The software maker proposes letting buyers in Europe select Web browser from a "ballot screen."
Microsoft has proposed a plan under which European consumers who buy a Windows 7 PC would, upon initial startup, see a screen that would let them choose as their default Web browser either Internet Explorer or a browser from a third party, such as Mozilla.
Microsoft made the proposal Friday to address charges by European regulators that it's bundling of Explorer with Windows violates competition rules on the Continent.
Microsoft's offer follows its proposal earlier this year that it ship a version of Windows in Europe with no browsers at all. The European Commission said that plan would unfairly penalize European computer buyers.
"Under our new proposal, among other things, European consumers who buy a new Windows PC with Internet Explorer set as their default browser would be shown a 'ballot screen' from which they could, if they wished, easily install competing browsers from the Web," Microsoft said in a statement.
"If this proposal is accepted, Microsoft will ship Windows in Europe with the full functionality available in the rest of the world," said the company.
European officials said they "welcomed" the proposal.
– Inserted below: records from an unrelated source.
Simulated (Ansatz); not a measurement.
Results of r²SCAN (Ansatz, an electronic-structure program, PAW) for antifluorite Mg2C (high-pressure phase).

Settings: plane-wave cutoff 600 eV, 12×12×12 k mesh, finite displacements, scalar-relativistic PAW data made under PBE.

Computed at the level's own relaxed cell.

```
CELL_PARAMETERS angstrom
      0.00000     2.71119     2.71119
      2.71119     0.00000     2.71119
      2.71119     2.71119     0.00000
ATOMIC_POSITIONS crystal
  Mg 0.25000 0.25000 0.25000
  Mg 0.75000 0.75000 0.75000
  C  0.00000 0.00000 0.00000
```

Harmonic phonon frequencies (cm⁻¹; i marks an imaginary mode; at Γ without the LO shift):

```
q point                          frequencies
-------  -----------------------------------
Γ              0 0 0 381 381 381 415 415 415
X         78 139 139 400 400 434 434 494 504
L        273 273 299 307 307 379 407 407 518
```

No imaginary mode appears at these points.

"The proposal recognizes the principle that consumers should be given a free and effective choice of Web browser, and sets out a means—the ballot screen—by which Microsoft believes that can be achieved," the EC said in a statement.
The Commission said it would further study Microsoft's proposal.
Microsoft and European trustbusters have butted heads numerous times previously. Last year, the EC hit the company with a record $1.35 billion antitrust fine, claiming that Microsoft failed to make available to rivals documentation needed to create products that are interoperable with Windows.